I cannot see this product being more than a rounding error in Amazon‘s revenue, ever. In such a light, I am surprised they keep at it despite the bad PR it has already caused.
Maybe they have dug in for purely emotional reasons now, and need some shareholders to set them straight. Or maybe there even are enough shareholders that value behaving ethically more than money. There’s no law of either governments, physics, or human behavior that prohibits that.
I guess there is a tradition of deference to corporate leadership, especially among institutional investors. But there have been cracks in that consensus, with for example Blackrock (the largest of them) making more noises wrt such issues (trade in weapons, climate change, etc).
>I am surprised they keep at it despite the bad PR it has already caused.

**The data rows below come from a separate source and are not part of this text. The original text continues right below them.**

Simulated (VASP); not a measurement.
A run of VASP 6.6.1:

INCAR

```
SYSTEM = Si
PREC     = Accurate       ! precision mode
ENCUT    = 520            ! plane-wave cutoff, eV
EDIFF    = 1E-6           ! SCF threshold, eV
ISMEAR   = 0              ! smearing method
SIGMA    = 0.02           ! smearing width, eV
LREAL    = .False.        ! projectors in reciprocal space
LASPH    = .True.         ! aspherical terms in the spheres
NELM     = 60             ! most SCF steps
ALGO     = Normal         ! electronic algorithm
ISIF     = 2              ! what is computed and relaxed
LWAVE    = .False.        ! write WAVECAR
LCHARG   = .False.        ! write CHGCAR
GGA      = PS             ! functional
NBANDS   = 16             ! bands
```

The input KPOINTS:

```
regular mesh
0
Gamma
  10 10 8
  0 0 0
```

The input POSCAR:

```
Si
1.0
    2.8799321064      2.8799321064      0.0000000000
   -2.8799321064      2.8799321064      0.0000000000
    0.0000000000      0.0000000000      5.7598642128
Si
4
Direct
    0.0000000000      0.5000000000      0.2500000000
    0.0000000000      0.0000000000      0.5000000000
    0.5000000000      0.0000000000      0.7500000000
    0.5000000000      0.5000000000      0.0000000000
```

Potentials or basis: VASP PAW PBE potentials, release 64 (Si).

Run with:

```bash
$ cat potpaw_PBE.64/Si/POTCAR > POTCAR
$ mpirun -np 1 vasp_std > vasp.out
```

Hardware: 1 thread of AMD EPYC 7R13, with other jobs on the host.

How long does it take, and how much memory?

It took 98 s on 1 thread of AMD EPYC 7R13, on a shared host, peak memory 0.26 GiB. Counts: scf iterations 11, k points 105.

Americans do not care about privacy or security in any mass sense. They will let the country fall to a total surveillance state with without even batting an eye, put wiretaps right in their homes so they can set timers for their lasanga, all for 'convenience'. Amazon's 'bad PR' doesn't effect them in the slightest and Americans have already forgotten about their past issues with facial recognition, except a small percentage of techies that visit sites like this, not any majority of society.
I think people underestimate the potential benefits of being a good partner to the Dept of Defense. While facial recognition maybe a rounding error in Amazon's revenue, there are large cloud infrastructure contracts that could be won with the DoD. This sort of partnership on FR could build trust and position Amazon as a willing (and front-running) partner for the DoD (and its many challenges in modernizing data centers and migrating to the cloud).
Facial recognition is key to some of their projects — say, verifying who uses a security badge or (possibly) things like the Go store to match you with your account.
It’s also ignoring the generally silent shareholders who want Amazon to develop such technologies, who want them to have government contracts, etc. Or who view Amazon managing such a service in the open and where we can discuss it as superior to someone like Palantir doing the same, and don’t believe it’s possible to restrict all companies from developing that technology — particularly those less open to public pressure or oversight.
You’re assuming a vocal cohort of anti-American, uninformed activists represent the majority of Amazon shares — and I don’t think they do.
Frankly, if BlackRock drops weapons trade, I’ll drop my iShares: that would be them failing to represent me as my fiduciary.
Amazon has no real future in physical retail and facial recognition would be crap at ensuring the security of your premises. You would be better off paying a person to verify a badge with a picture. Fewer false positives and not fooled by changes in facial hair.
As a matter of principle, most public companies object against all shareholder ballot initiatives, and then recommend against them in the proxy statement. It’s just generally believed to be poor practice to let annual meetings turn into a general election on how to run the company.